BALTIMORE -- Alex Anthopoulos sat quietly in his seat in the first row of section 48 just behind the visiting dugout at Camden Yards. With the game well in hand, a large group of Toronto Blue Jays fans turned their adoration toward the general manager.

"Thank you, Alex," the crowd chanted.

Anthopoulos found it cool, if not a little bit weird, to receive that kind of attention. But without his moves, most notably last off-season and at the trade deadline, the Blue Jays wouldn't have even been in contention, let alone been able to clinch the American League East with five games to play.

For a moment, Anthopoulos smiled and appeared to soak it all in.

"To experience that for nine innings when it was an easy game to watch was just fun, and just to see to the pride and the emotion of everybody was just a lot of fun for me to experience that," he said.

Criticized by his own players for sitting on his hands and not making any trades at the 2014 deadline, Anthopoulos bided his time. He said Wednesday after a 15-2 rout of the Baltimore Orioles that deals made back then may have cost the Blue Jays a chance to have Josh Donaldson or Kevin Pillar on this team.

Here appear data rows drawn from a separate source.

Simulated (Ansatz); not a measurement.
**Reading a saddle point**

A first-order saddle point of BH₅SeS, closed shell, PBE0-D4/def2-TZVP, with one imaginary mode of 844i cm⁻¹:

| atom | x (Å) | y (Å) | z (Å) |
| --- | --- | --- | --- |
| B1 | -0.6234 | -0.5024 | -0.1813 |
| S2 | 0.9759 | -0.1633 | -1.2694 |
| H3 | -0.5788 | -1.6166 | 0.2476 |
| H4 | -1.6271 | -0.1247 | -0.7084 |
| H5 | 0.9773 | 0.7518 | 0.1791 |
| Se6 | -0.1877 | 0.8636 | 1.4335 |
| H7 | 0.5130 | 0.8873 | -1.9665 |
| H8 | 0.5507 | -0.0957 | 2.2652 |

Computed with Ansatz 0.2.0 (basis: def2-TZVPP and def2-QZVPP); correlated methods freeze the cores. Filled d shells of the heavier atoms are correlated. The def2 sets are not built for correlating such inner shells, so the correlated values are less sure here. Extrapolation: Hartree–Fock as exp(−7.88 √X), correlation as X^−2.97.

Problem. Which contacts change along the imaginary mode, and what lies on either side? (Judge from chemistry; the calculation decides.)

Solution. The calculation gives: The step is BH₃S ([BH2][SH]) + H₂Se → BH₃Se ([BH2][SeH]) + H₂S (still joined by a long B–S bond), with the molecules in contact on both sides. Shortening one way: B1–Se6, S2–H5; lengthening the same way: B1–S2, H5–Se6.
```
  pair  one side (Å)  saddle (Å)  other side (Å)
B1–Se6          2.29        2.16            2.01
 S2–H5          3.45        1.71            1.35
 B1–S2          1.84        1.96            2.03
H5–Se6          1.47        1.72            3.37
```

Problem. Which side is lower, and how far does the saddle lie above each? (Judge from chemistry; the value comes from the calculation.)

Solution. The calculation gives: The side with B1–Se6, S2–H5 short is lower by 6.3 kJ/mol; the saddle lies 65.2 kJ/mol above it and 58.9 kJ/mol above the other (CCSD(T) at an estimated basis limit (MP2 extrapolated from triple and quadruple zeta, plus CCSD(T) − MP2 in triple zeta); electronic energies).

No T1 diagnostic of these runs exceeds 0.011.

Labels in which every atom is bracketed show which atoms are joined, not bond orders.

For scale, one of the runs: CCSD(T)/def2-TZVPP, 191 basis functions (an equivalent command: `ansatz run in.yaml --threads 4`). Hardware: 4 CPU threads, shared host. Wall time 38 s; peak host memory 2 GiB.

After signing catcher Russell Martin to a US$82-million, five-year deal, Anthopoulos pulled the trigger on the trade that landed Donaldson from the Oakland Athletics for third baseman Brett Lawrie and prospects. With a .300 average, 41 home runs and 123 runs batted in, Donaldson is the likely AL MVP.

But Donaldson was around, and so was the best lineup in baseball, when the Blue Jays were playing sub-.500 baseball. Anthopoulos traded a pile of pitching prospects for ace David Price, shortstop Troy Tulowitzki, outfielder Ben Revere and relievers LaTroy Hawkins and Mark Lowe near the MLB trade deadline. Those moves provided the spark that pushed Toronto past the New York Yankees and into the playoffs for the first time since 1993.

Anthopoulos repeated Wednesday what he said at the time, that the Blue Jays were better than their 50-51 late-July record and there was belief that this team could win. The makeup of the clubhouse played a role in that.

"I just lived through this and it's real," Anthopoulos said. "Don't get me wrong: Talent's important, talent is the first thing that you need, but that other element is huge. Just from a consistency standpoint, the room, the group of guys stayed consistent. They were great.

"And I think that's why, even when we were six games under or whatever it was, the floor didn't cave in."

Everything Anthopoulos touched turned to gold. Price is 9-1 on the way to potentially winning the AL Cy Young, Revere has become the speedy leadoff hitter with sterling defence, and Tulowitzki is expected to bring his Gold Glove fielding back for the playoffs after getting injured three weeks ago.

The groundwork for those trades was laid in the off-season, when Anthopoulos said his staff studied players and knew they'd fit in. Even he couldn't have imagined Toronto going 42-14 since the Tulowitzki deal.

"The unknown is, over a two-month period, how well are these guys going to perform?" the Montreal native said. "Guys can go into slumps, guys can have bad games. You don't know when that's going to happen. So from a performance standpoint, there was an unknown. But in terms of these guys all being able to come together and be a group, we don't have any doubts at all."

By Wednesday, clinching the division felt like an inevitability. But there were still moments of raw emotion as relievers streamed out of the bullpen to mob Hawkins and as Anthopoulos embraced Tulowitzki.

Anthopoulos had tears in his eyes at one point as he was getting text messages about his father, who died when he was young. The 38-year-old choked up again when discussing it afterward.

Soon it'll be back to business, like figuring out the playoff roster and rotation. But for a few fleeting minutes, Anthopoulos was able to enjoy the fruit of the organization's work, on the field with players and in the stands amid fans calling his name.

"You want to smile and it's nice, you're definitely grateful," he said. "You're not a player, and you certainly don't expect that. Their support has been great. Can't say enough about that."